B. Trade Secrets Privilege
Defendant claims twenty messages depict techniques, methods, and processes related to unpublished docuseries, television shows, and social media. (Doc. 110-2.) Information that depicts a “method, technique, or process” can be a trade secret. Fla. Stat. § 688.002(4). But that information must derive independent economic value “from not being generally known to, and not being readily ascertainable by proper means by, other persons who can obtain economic value from its disclosure or use[.]” Id. § 688.002(4)(a).
Like the messages where Defendant claims Fifth Amendment protection, the messages he seeks to withhold under the trade secrets privilege largely depict general conversations between himself and McGibney. For example, they discuss Defendant's birthday (Item 135057), the suspension of a social media account (Item 135133, Item 134359), the benefits of an Instagram business account (Item 134116), clearance of an unrelated tv show (Item 135159), how much screentime Defendant will have in an unreleased docuseries (Item 135753), and Plaintiff's fidelity (Item 135608). They also include requests to share stories and posts (Item 134113, Item 135407), public records (Item 135111), and photos and messages Plaintiff sent to third parties (Item 135424, Item 135442). These are not trade secrets.
Parts of Items 134113, 135057, 133751, and 133755 could reveal trade secrets. But it is Defendant's burden to prove their privileged status. Hands on Chiropractic PL, 2018 WL 6983622, at *4. And on this score, he provides only conclusory assertions. (Doc. 110-2, Doc. 114.)
For example, the second message in Item 134113 and first message in Item 135057 discuss logistics of a future documentary. But these messages would be McGibney's trade secrets, not Defendant's. Defendant asserts he is “either a partial owner or agent of the content for purposes of the media production,” and thus may claim the privilege on McGibney's behalf. (Doc. 114 at 14.) These arguments, however, are conclusory and unsupported.
“To be an agent, one must be employed or authorized to act for [the principal], or transact for [the principal], or entrusted with another's business.” Fed. Trade Comm'n v. Acquinity Interactive, LLC, No. 14-60166-CIV, 2021 WL 4840585, at *5 (S.D. Fla. Sept. 29, 2021). Defendant provided two messages that suggest McGibney intended to hire him “for a couple of things.” (Item 133729, Item 133800.) However, it is unclear whether this agent-principal relationship ever came to fruition. (See Item 133812, Item 135322, Item 135746.) What is more, the scope of Defendant's alleged agency is unknown. Defendant has not shown he is empowered to assert a trade secret privilege on McGibney's behalf.

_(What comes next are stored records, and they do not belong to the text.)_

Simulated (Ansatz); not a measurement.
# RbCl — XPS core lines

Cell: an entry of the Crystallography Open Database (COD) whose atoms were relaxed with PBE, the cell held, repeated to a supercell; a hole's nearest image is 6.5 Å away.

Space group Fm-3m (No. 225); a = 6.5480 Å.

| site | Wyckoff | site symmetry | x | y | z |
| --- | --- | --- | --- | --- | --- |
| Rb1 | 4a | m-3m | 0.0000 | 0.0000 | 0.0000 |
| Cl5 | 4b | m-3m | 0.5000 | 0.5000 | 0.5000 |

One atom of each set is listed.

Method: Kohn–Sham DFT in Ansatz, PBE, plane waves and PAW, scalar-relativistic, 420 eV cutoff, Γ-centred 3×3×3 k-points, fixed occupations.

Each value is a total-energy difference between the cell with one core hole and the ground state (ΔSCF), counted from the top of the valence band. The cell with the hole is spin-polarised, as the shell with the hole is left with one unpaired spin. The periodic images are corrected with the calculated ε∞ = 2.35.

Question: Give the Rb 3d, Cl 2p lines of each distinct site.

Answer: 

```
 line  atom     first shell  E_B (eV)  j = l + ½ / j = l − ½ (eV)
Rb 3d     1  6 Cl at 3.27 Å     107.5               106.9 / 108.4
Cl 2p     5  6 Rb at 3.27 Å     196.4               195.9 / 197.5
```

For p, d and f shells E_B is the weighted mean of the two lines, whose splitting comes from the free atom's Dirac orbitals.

Defendant's strongest claim for trade secret protection relates to Items 133751 and 133755. But it is impossible to tell whether the embedded videos depict techniques, methods, or processes related to making docuseries or television shows from the still frames Defendant provided. At any rate, the Court cannot say the items are privileged because Defendant has not explained whether their contents are generally known or readily ascertainable by others or shown that their disclosure would be harmful. At bottom, Defendant has not done enough to assert the trade secrets privilege over any of the messages.
Accordingly, it is now ORDERED:
1. Plaintiff's Second Motion to Compel Production of Privilege Log Withheld Documents (Doc. 110) is GRANTED.
If a motion to compel “is granted-or if the disclosure or requested discovery is provided after the motion was filed-the court must . . . require the party or deponent whose conduct necessitated the motion . . . to pay the movant's reasonable expenses incurred in making the motion, including attorney's fees.” Fed.R.Civ.P. 37(a)(5). Plaintiff does not ask for expenses. Nor has he provided any documentation to issue such an award. Accordingly, the Court cannot order expenses at this time. See, e.g., CMR Constr. & Roofing, LLC v. ASI Preferred Ins. Corp., No. 219CV442FTM29MRM, 2020 WL 9172016, at *3 (M.D. Fla. May 1, 2020).
2. Within fourteen days of this order, Defendant must produce the withheld documents identified on his privilege log (Doc. 110-1).